Locals have expressed numerous concerns about the proposed Highland Park Transit Village, which would transform three city-owned parking lots near the Metro Gold Line Station into 60 affordable apartment units and 20 for-sale condos.
Chief among those concerns expressed by attendees of Thursday evening's Historic Highland Park Neighborhood Council meeting was how the new development would parking impact parking in the neighborhood.
According to tentative plans presented by developers McCormack, Baron, Salazar, the project would be built on the current location of 221 Los Angeles Department of Transportation parking stalls.
Louis Bernardy, Vice President of McCormack, Baron Salazar, those parking stalls would be replaced through a mixture of below ground and surface level parking.
"There will be a one to one replacement of city owned parking stalls," Bernardy said during a phone interview on Wednesday.
According to plans provided to Patch by Bernardy, 104 of those parking spaces would be split between site 1, which is located between Avenue 57 and 58 behind North Figueroa Street, and site 2, which located west of Avenue 59 behind North Figueroa Street.

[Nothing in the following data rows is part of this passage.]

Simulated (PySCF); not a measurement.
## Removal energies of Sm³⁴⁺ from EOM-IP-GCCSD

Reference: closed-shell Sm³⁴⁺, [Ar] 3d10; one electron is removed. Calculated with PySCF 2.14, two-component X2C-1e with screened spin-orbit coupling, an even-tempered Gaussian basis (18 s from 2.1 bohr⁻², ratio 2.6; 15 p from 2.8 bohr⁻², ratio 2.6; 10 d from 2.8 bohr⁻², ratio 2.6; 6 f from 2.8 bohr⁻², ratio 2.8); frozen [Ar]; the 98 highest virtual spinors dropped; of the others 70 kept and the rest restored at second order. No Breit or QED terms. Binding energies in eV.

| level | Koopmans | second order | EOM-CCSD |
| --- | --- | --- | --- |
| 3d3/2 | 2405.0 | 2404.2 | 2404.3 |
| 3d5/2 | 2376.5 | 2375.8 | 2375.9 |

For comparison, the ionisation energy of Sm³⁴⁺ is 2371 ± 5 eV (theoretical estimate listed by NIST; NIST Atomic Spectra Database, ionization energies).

Those 104 stalls would be split between below ground/garage and surface level spaces.
The remaining 116 spots would be located on site 3, located between Avenues 56 and 57 behind North Figueroa Street, where the 20 for-sale condo units would be built. All 116 spots would be located in a below ground parking structure.
Each development would also be designed with resident-only parking as requried by city building codes. For the condos, two parking stalls would be assigned to every unit. The plans also call for one guest parking spot for every four condo units.
The parking ratio for the affordable apartments were not made clear in the plans provided by McCormack, Baron, Salazar. However, during Thursday's meeting, Vice President Daniel Falcon Jr. indicated that each apartment would be assigned one parking spot.
That ratio, in particular, was of concern to Miguel Hernandez, owner of nearby Antigua Bread.
"My concern, during the construction, and after it's completed, is parking," said Miguel Hernandez, owner of Antigua Bread on 5703 North Figueroa St. "They have three bedroom units, with one parking spot. Where's everybody else going to park? If you multiply 80 units, by two cars, that's 160 parking spots being taken. So, I'm going to be losing customers."
Asked to address those concerns during an interview on Wednesday, Bernardy said that McCormack, Baron, Salazar was aware of the neighborhood's concerns about parking, and was primarily concerned with building the development to required codes.
"We follow building codes. The project we're building is affordable, and hopefully will steer folks to public transit. For sure, we would never be able to develop a project that would meet everyone's desire when it comes to parking," Bernardy said. "One development will never solve a neighborhood's parking issue. We make sure we build it to code. We can also work with community and talk about ways we can mitigate that. It's always gonna be divisive."
The City of Los Angeles entered a joint development agreement with to build the Highland Park Transit Village. The project still has an "extensive entitlement package" that must be completed before it can be built, Bernardy said.